Tuesday, February 23, 2021

Woody Allen: An Everymensch Steps to the Front

These are not easy times for Woody Allen. This month’s release of a four-part TV documentary, Allen v. Farrow, casts his behavior toward his then-seven-year-old adoptive daughter Dylan in the worst possible light. The series was made by the much-honored documentarians Kirby Dick and Amy Ziering, who have both earned a reputation for getting ugly things right. I’m hardly a Mia Farrow enthusiast, and some of her son Ronan Farrow’s journalistic crusades strike me as grandstanding. But the story of Allen’s troubling behavior toward Dylan—which he continues to hotly deny—leaves little question that Woody Allen’s once brilliant filmmaking career is essentially over.

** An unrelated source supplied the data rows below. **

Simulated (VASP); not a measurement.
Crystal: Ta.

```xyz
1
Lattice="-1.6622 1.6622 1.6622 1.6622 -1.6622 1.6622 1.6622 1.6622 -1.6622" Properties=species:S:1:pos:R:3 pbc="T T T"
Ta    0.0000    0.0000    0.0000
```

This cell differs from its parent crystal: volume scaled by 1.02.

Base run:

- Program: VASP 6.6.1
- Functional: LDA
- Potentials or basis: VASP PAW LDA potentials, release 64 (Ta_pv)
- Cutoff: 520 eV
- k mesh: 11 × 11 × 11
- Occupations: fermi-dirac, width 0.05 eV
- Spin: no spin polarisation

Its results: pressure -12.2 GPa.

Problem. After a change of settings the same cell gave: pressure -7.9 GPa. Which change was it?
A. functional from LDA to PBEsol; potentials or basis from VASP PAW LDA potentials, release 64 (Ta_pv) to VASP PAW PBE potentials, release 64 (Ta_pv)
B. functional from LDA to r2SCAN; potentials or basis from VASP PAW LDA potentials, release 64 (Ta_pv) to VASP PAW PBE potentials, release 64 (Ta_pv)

 For someone who loves Annie Hall, delights in the goofy pleasures of the early Allen canon (Sleeper, Bananas, Take the Money and Run), and respects the moral complexities of later films like Crimes and Misdemeanors, it’s sad indeed to see a professional reputation destroyed by personal bad behavior.  Allen’s case is hardly unique, though: plenty of great artistic talents were heinous individuals. What complicates Allen’s situation, though, is that he can’t easily be divorced from his work. When we look at a brilliant Gauguin painting, we don’t need to focus on the fact that during his romantic Tahitian sojourn Gauguin apparently spread syphilis throughout the islands. But to watch a Woody Allen film is to watch Allen himself, in the fairly unchanging role of a lovable nebbish, one who’s shrewd but not wise, who frequently screws up but is still able to retain our sympathy. In other words, an everymensch.

 Those thoughts crossed my mind as I watched Allen’s performance in the rare Allen film he did not write or direct. The Front is a 1979 movie that takes us back to 1953, that unfortunate time when—thanks to the dark machinations of some power players in Washington DC—lives were destroyed because of past beliefs and associations. During what we now call the McCarthy Era, Hollywood was especially hard hit. Actors, directors, and particularly screenwriters were banned from pursuing their craft, or lived in fear that they’d be denounced in front of a congressional committee. Two and a half decades later, the late Walter Bernstein wrote The Front, and Martin Ritt directed it. Both had been blacklisted back in the day, as had featured actor Zero Mostel and several of the others taking part. And the script contains such grim true-to-life incidents as a beloved but suddenly unemployable performer hounded into suicide.

 In the midst of this disastrous situation, Allen plays a ne’er-do-well cashier (and sometimes bookie) who’s a longtime pal of a blacklisted TV writer. For a 10% cut, he agrees to put his name on his friend’s brilliant new pilot. Suddenly, he’s the hottest scribe in the industry, especially after two more blacklist victims beg him to front for them as well. All this attention means he’s expected to show up at meetings and generally air his genius. It’s a fascinating role for Allen: as a man living (and profiting hugely from) a lie, he’s trying to wiggle his way through a moral dilemma without giving up too much of his newfound creature comforts, which include a politically idealistic TV-exec girlfriend.

  Woody Allen in The Front gets to call upon a lot of his trademark Woody-isms: the thick glasses, the hapless air, the stammer. He’s not the real Allen (he says at one point he can hardly write even a grocery list) but he sure looks and sounds like the Allen we know and love. Or do we really know him? Regarding who he really is, will we ever be sure?